I dont think we are trying to discourage you from trading but rather encourage you to learn what you are doing before risking large amounts of money.
You have not experienced the emotional torture of losing a large amount of money. Right now it easy because you have won a large number of trades with a demo account or risking a small amount of money in a live account. The feelings are much different when you have lost 14 of 16 trades. Fear and doubt revenge trading come into play which causes a person to make stupid decisions and lose even more money.
nosce te ipsum
Trade what the market is doing; NOT what you think its going to do.
There is no edge in having a large account size and 300k is not a large account anyway. An actual large amount of capital loses edge from liquidity and market impact concerns.
Not being under capitalized is not an edge, it is what you should be doing. Playing a sport without a broken bone is not an edge, you shouldn't be playing with a broken bone to start with.
I don't understand the mentality of discouraging people from trading, it strikes me as naivety on our own possibility of blowing up.
Most people posting here won't be trading in 5 years either. That is just the way it goes, may as well take your shot.
The following user says Thank You to dutchbookmaker for this post:
I agree that Psychology is in fact key. As an example during the one "bad" trade out of my 15 trades so far I did not respect my mental stop but instead averaged down. The result was that I eventually broke even on this trade but I still consider it a loss as I broke all my trading rules.
My current plan is to keep trading with small amounts of real money but slowly increase the amount I put on the line over the next few months. That does mean that most of my money will just sit in my bank account collecting dust but I don't feel too bad about this in todays market.
It doesn't matter if you are day trade or swing, just make sure you trade the bare MINIMUM contract(s) on your plan until you really know what you are doing.
When I started with the market in 2003, I was up 50% in less than 3 months, only gave back all in less than 1 months. Since then I have been bleeding money every year. It only until recently I finally think I "get" it and found that I was wrong all these time by avoiding day trade.
I agree with "taking your shot" rather sooner than later. I have spend the last 6 months reading book and forums, looking at charts and backtesting strategies. It is different when you are actually starting to trade and the time spend in every trade feels 10x as valuable as the time purely researching even if the risk is limited.
There is little edge in money if you don't know what to do with it. But having more certainly can open up more opportunities... You can trade various strategies on uncorrelated instruments for a smoother equity curve, e.g. You can launch a HFT/Market Making firm... Not that this is relevant to this situation...

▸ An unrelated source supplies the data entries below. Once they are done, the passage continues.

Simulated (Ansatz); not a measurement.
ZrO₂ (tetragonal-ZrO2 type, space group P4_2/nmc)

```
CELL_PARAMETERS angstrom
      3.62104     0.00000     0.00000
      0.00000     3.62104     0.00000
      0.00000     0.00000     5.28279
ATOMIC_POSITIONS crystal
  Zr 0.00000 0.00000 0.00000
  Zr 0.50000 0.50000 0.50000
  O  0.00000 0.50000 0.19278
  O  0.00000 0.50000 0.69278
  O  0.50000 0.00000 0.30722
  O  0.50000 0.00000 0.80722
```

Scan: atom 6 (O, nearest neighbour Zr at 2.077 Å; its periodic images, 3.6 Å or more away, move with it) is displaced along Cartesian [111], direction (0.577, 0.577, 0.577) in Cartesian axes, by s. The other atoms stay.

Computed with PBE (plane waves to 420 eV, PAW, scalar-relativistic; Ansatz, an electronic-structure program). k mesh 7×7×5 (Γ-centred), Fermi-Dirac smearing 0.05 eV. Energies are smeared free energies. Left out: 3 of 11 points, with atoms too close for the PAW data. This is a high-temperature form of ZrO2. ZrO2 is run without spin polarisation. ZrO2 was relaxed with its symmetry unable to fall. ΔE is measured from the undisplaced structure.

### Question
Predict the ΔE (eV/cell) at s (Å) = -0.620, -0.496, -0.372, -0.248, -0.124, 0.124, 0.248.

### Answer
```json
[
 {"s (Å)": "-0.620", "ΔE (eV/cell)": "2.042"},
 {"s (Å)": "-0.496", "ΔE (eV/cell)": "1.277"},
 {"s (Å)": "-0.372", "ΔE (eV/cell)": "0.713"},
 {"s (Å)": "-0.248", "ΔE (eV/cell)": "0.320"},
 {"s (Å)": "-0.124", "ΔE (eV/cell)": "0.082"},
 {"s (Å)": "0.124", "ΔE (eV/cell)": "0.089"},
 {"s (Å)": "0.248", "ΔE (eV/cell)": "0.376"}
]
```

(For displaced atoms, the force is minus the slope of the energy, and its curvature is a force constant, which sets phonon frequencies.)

But as you mention, you can easily have too much capital and it will result in diminished returns. I also agree with your negative sentiment towards the naysayers; how are they to know if this is a potential star trader or not...
It saddens me to see a lot of incredibly naive people throw away their hard-earned cash on worthless systems, though...
The following user says Thank You to Lornz for this post:
I really like the idea of trading in uncorrelated instruments instead of putting all eggs into one basket. I think this is something I wil explore more going forward.
Apart from that I wonder if very short term scalping based on price action becomes more viable when putting more money on the table like going for 1 or 2 pips per trade but putting a couple of hundred lots on the line on every trade. Of course a strategy like this needs to be heavily tested and when trading a couple of million dollars liquidity might become an issue.
I always think this is nonsense but my very first trade was buying physical silver for 6 bucks an oz. I sold out for over 100% profit but it is interesting to consider that I must view the markets different than someone who started in something else with silver at $38.84 spot as I type.
I'm more than glad I didn't listen to people who told me to be careful..But then again, I can't imagine anyone lasting if you listen to anyone else in this game.
My default is that everyone is a fool besides me. From my years of study of great traders is the only mindset that works.
On a more technical side there is minority game theory mathematics to back up such ideas.
I'm not sure if this is what you are getting at but whenever I hear this "95% of all traders fail" line than I view this as encouragement given the fact that in my experience beating the vast majority of people in anything is really not that hard with a bit of effort (I apologize if this comes across as arrogant).
At this point I side with the swindlers though. IMO if the retail trading community stood naked, there would be no retail trading community because it is 90% swindlers.
I will always love gold/silver trading, would love to enter that business and make a valid expensive news letter but it is 99.9% swindlers and will never improve.
The swindlers and fools though are what make a community, I have no interest in just talking to EV+ traders. If that was even possible I would feel obliged to feed them false information as part of the game.
Psychology wise to me there is one thing to remember. If you didn't start young, you can not become a grand master in chess no matter what. Trading is actually much easier than that. You just have to bust your ass because no one really starts learning to trade as a little kid like in chess.